As an advertising psychologist and founder of brand technology, Hans Domizlaff knew at the time what effect it had when he presented a finished boat rather than a proposal on paper to the Sailors' Day. And so he set about developing it himself. He exchanged ideas with Henry Rasmussen and eventually ended up with the Kiel naval architect Heldt.
And Domizlaff has plenty of ideas. Firstly, there is the price. The boat should be cheap and yet of high quality. "The materials and construction must be the best possible," is his credo. The solution to the dilemma is ultimately provided by the design of the classic whale.
As an articulated boat with an under-bolted keel, the whale is already more economical to build than a conventional round bilge. The round deck saves even more hours. However, the so-called whale deck also caused a fierce controversy about the new class. Domizlaff defends the style-defining element - whether it was named after the boat or the boat was named after it is still a mystery today - because in addition to huge cost savings, it has numerous advantages.
"As soon as the boat is underway, i.e. heeled, the Waldeck is easier and more comfortable to walk on upwind than a normal deck. It is more stable and provides good protection against overflowing water, which is immediately channelled to the side." In addition, according to the father of the whaleboat, the volume of the boat's interior is so large due to the curved deck that a high superstructure is unnecessary. "I don't understand how anyone can find the usual high cabin beautiful."
The jib is now also on whale 13, and the foresailor is happy to be able to take a seat in the cockpit. Because without a position and in wet conditions, walking on the Waldeck takes some getting used to. On the other hand, there is a dinghy feeling on the bay and high edge as the whale stretches its nose towards the harbour exit and confidently shakes off the first spray from the hump.
The construction does indeed look futuristic 90 years ago. On closer inspection, its aesthetics are indeed reminiscent of a whale, even though the buckling frame construction creates a distinct angle in the ship's side. However, Domizlaff and Heldt manage to avoid a sharp chine with a trick.

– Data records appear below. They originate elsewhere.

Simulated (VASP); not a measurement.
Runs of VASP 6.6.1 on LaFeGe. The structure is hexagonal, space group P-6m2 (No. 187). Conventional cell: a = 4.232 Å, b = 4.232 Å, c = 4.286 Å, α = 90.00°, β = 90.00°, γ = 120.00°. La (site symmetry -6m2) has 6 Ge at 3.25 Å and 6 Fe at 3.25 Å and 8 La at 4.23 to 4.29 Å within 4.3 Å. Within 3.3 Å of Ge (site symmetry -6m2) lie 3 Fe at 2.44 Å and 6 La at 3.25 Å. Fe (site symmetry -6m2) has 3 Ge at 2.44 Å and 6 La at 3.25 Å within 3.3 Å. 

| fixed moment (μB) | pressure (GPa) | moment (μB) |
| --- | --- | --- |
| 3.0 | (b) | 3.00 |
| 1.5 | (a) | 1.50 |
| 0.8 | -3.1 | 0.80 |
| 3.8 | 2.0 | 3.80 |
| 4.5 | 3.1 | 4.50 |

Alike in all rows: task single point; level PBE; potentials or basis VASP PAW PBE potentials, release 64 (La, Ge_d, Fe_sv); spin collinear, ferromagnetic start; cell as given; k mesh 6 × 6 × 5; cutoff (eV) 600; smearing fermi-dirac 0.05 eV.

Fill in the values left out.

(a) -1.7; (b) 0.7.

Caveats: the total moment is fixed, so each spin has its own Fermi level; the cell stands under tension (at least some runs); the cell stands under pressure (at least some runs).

"Eventually I came up with the idea," Domizlaff writes, "of moving the chine stringer to the outside of the whaleboat - similar to motor racing boats. This gave me a particularly strong plank that left enough flesh to plane the chine round. The rounded chine was now completely invisible in the sharp foredeck. And the unsightly sharp edge also disappeared aft." The disadvantages of the buckling chine were thus eliminated, but the advantages remained - especially the higher strength.
Numerous details were new at the time. The rigging is optimised for single-handed sailing. The jib has a boom that is sheeted on a leeward carriage. The mainsail can be reefed upright from the companionway so that the cockpit - which, according to later class regulations, can also be self-bailing - does not have to be left at sea.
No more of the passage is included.